From the decision of the chair in assigning the floor any two members may appeal, one making the appeal and the other seconding it. Where the chair is in doubt as to who is entitled to the floor, he may allow the assembly to decide the question by a vote, the one having the largest vote being entitled to the floor.


If a member has risen to claim the floor, or has been assigned the floor, and calls for the question to be made, or it is moved to adjourn, or to lay the question on the table, it is the duty of the chair to suppress the disorder and protect the member who is entitled to the floor. Except by general consent, a motion cannot be made by one who has not been recognized by the chair as having the floor. If it is made it should not be recognized by the chair if any one afterwards rises and claims the floor, thus showing that general consent has not been given.

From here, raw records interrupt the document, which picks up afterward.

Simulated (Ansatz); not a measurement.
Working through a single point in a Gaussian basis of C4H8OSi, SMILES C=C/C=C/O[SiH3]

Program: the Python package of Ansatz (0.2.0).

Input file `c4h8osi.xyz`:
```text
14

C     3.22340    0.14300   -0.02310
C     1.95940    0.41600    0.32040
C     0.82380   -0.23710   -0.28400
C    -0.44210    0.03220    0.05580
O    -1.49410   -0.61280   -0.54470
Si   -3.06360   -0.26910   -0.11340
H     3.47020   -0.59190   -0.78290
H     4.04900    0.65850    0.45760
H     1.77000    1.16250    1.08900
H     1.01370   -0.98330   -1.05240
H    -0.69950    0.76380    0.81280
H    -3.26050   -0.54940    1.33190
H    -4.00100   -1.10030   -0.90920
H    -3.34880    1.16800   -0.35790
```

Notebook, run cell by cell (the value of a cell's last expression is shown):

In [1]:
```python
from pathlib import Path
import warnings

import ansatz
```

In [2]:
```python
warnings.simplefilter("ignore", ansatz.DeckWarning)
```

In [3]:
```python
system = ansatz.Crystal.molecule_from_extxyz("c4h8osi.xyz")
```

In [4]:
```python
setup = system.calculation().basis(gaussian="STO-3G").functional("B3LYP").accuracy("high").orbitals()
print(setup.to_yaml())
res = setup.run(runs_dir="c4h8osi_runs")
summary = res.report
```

In Order When Another Has the Floor. After a member has been assigned the floor he cannot be interrupted by a member or the chairman, except by (a) a motion to reconsider; (b) a point of order; an objection to the consideration of the question; (d) a call for the orders of the day when they are not being conformed to; (e) a question of privilege; (f) a request or demand that the question be divided when it consists of more than one independent resolution on different subjects; or (g) a parliamentary inquiry or a request for information that requires immediate answer; and these cannot interrupt him after he has actually commenced speaking unless the urgency is so great as to justify it. The speaker (that is, the member entitled to the floor) does not lose his right to the floor by these interruptions, and the interrupting member does not obtain the floor thereby, and after they have been attended to, the chair assigns him the floor again. So when a member submitting a report from a committee or offering a resolution, hands it to the secretary to be read, he does not thereby yield his right to the floor. When the reading is finished and the chair states the question, neither the secretary nor any one else can make a motion until the member submitting the report, or offering the resolution, has had a reasonable opportunity to claim the floor to which he is entitled, and has not availed himself of his privilege. If, when he submitted the report, he made no motion to accept or adopt the recommendations or resolutions, he should resume the floor as soon as the report is read, and make the proper motion to carry out the recommendations, after which he is entitled to the floor for debate as soon as the question is stated.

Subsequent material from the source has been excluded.